FTT majors use film to bring criminal justice issues to light

Author: Megan Valley

Recpectfully Tony Poster 1200

Julia Szromba 600Julia Szromba

John Haley 600John Haley

Notre Dame seniors John Haley and Julia Szromba see documentaries as a powerful tool — to change policy, to change laws, and to change minds.

The two film, television, and theatre (FTT) majors’ recently completed Respectfully, Tony, a short documentary that shines a light on the U.S.’s mass incarceration problem and challenges people to rethink their opinions of the death penalty.
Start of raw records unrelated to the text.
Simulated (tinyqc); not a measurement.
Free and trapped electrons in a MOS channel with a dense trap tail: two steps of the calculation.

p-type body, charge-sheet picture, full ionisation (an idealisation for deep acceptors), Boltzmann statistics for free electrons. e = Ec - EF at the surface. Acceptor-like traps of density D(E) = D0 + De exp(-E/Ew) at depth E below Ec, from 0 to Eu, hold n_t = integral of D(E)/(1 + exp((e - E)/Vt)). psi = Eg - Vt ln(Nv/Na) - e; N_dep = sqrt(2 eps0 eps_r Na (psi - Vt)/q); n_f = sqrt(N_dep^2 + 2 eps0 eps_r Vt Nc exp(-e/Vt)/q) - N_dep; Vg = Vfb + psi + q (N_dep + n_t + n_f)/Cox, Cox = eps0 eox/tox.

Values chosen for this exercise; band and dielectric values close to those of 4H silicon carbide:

The film has now been selected for the Nevada City Film Festival, the Fine Cut Festival of Films, Doc Your World 2017: In/Divisible, the Deep Cut Festival, and the Princeton Student Film Festival. Their success also resulted in a feature story on their work appearing on South Bend CBS affiliate WSBT-TV.

“Documentaries are very accessible and allow people to examine issues from around the world,” Szromba said. “They’re the perfect way to elevate those voices, stories, and issues that might not get attention otherwise. With our project, we wanted to make people question a belief they may not have before.” 

Haley and Szromba came up with the idea for Respectfully, Tony and filmed the project during a documentary production class with Associate Professional Specialist Ted Mandell last fall. 

With a grant from FTT, they traveled to Canton, Texas, to interview and shadow Tony Amadeo, who was convicted of murder in 1977 and spent almost 40 years in prison — including more than a decade on death row — before being released on parole in 2015. 

While previous documentaries have followed subjects who are wrongfully convicted, Amadeo admits he committed the crime as part of an attempted robbery at age 18. Szromba and Haley believe his death sentence, which was overturned by the Supreme Court in 1988, was not deserved.

“It’s very easy to look at the issue on a broad scale and formulate your opinions. But if you look at one person and their life story and consider their situations, it makes you think that in every other case of the death penalty, there is a person behind it and a person’s life story.”

— John Haley, senior FTT and peace studies major

“If you look at one person’s life story and consider their situation, it humanizes the death penalty, and it makes you question whether it is ever OK,” Haley said. “A personal narrative has a way of adding dimension to statistics and social justice issues.”

Both Haley and Szromba are well versed in using the genre to address complex topics.

Haley, who has a supplementary major in peace studies, spent summer 2015 volunteering with Art Works Projects, a Chicago-based organization that uses photography to raise awareness of human rights violations. 

Last summer, he completed two internships — first traveling to New Orleans with an acclaimed filmmaker and photojournalist to document the effects of the BP oil spill, then working with an award-winning independent production company, Little Monster Films in New York City. And this summer, he is interning with CBS News.

A Hesburgh-Yusko Scholar and Kellogg International Scholar, Haley has also been involved with Notre Dame’s Center for Civil and Human Rights, worked with the Jubilee Initiative for Financial Inclusion (JIFFI), and chaired the video committee for the 2017 Human Development Conference.

Szromba, who is also majoring in philosophy, interned with Habitat for Humanity in summer 2015, where she helped create a new documentary for the organization. And last summer, she created a short documentary about St. Leonard’s House in Chicago, a home for people recently released from prison that offers rehabilitation program and job training. This summer, she is working as a production assistant for renowned documentary filmmaker Patrick Creadon. 

On campus, she is a Glynn Family Honors Scholar, a Hesburgh-Yusko Scholar, and co-president of Notre Dame’s chapter of Building Tomorrow, a global education club that raises money to build primary schools in Uganda. 

Szromba and Haley both said their liberal arts education informs and enhances their filmmaking.

“My classes work together more than I thought they would,” Szromba said. “The liberal arts are not isolated subjects. They’re related to everything else you could possibly study. They’re about learning how to think in new ways — and that’s the goal of a documentary, too, to shift your perspective and how you view the world.”